That LIFX Smart Lightbulb Hack Wasn’t Easy

If you’ve been following your Internet of Things security news, you probably read about the latest hack of a consumer-oriented ‘smart home’ device: Context Information Security’s analysis of security holes in LIFX-brand smart light bulbs.

Researchers had to dig deep into LIFX's hardware and software to hack the smart lightbulb.
Researchers had to dig deep into LIFX’s hardware and software to hack the smart lightbulb. 

The top line on this is scary enough. As The Register reported: researchers at Context discovered that, by gaining access to a “master bulb” in LIFX deployments, they could control all connected lightbulbs and expose user network configurations.

That’s scary – and recalls research on hacking Philips HUE light bulbs that was published last year.

But read down in the Context research and you’ll realize that, while the LIFX technology wasn’t perfect, the job of hacking the technology wasn’t child’s play, either.

LIFX connected its smart bulbs using a 6LoWPAN-based mesh network. The company made the mistake of transmitting most bulb-bulb communications in the clear, which made analyzing traffic sent between master- and slave bulbs easy. Context researchers found they could inject packets into the network and mimic the behavior of a bulb requesting WiFi credentials from the master bulb.

However, sensitive information sent between the bulbs was encrypted, such as transmitting wi-fi network credentials when new lightbulbs joined the network. To do more, they needed to break the encryption used by LIFX.

That task wasn’t easy. Context researchers first obtained the firmware by extracting it from the micro controllers embedded within the LIFX bulbs – basically cracking the bulbs open and extracting the printed circuit board (PCB) inside.

The researchers needed to analyze the PCB, figure out what components it used and – in particular- the System on Chip (SOC) integrated circuits that control the 6LoWPAN and WiFi communications (manufactured by Texas Instruments and STMicroelectronics), as well as the underlying architecture of those circuits. (Both used the ARM Cortex-M3 processor.)

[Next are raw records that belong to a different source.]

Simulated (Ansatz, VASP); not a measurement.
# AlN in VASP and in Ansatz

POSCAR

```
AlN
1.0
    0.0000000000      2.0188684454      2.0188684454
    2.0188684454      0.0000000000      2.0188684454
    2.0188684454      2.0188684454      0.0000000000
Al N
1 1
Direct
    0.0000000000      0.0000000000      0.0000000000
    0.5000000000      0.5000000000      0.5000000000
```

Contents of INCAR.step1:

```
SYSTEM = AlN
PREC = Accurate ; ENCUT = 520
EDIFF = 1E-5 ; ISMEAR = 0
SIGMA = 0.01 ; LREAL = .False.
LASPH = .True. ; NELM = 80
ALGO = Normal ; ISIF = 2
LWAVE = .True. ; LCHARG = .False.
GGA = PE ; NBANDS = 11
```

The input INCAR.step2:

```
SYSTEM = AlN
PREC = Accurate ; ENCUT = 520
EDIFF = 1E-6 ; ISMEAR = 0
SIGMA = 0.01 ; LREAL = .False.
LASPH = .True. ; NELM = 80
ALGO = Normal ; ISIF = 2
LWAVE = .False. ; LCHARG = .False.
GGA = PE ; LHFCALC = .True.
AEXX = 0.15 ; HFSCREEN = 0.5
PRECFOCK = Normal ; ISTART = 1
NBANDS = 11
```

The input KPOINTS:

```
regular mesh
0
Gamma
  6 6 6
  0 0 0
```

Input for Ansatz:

Once they reverse engineered those devices, the researchers had to get access to the flash memory on the chips in order to extract and begin reverse engineering the firmware. This was no easy task: Context said that it used a JTAG (Joint Test Action Group) debugger – a specialized tool for testing microcontrollers for defects.

Once they had extracted the firmware in the form of a “binary blob” image, Context researchers turned to IDA Pro, a common reverse engineering tool to identify the parts of the firmware code that handled encryption and decryption routines and extract the encryption key, initialization vector and block mode.

Armed with that knowledge and an understanding of the mesh network protocol, the researchers were finally in a position to “hack” the LIFX installation: injecting packets into the mesh network to obtain the WiFi credentials, then decrypting the credentials without any notice of their presence or malicious actions.

Security concerns about smart home technology is real. Previous hacks: like those carried out against the HUE lightbulbs or IZON cameras were trivial and easily within reach of even unsophisticated users.

There were certainly gaps in LIFX’s model: the failure to encrypt all intra-bulb communications was one. The absence of some kind of alert mechanism around significant events, such as new lightbulbs joining the network, was another. But not all hacks are equal. While the headlines out of Context Information Security were about another smart home device that is vulnerable to hacking, the actual research tells a somewhat less sensational tale of a company that had taken steps to secure its product, and that fell victim to extremely sophisticated and persistent attackers – that’s a bar that few product manufacturers in any industry could clear.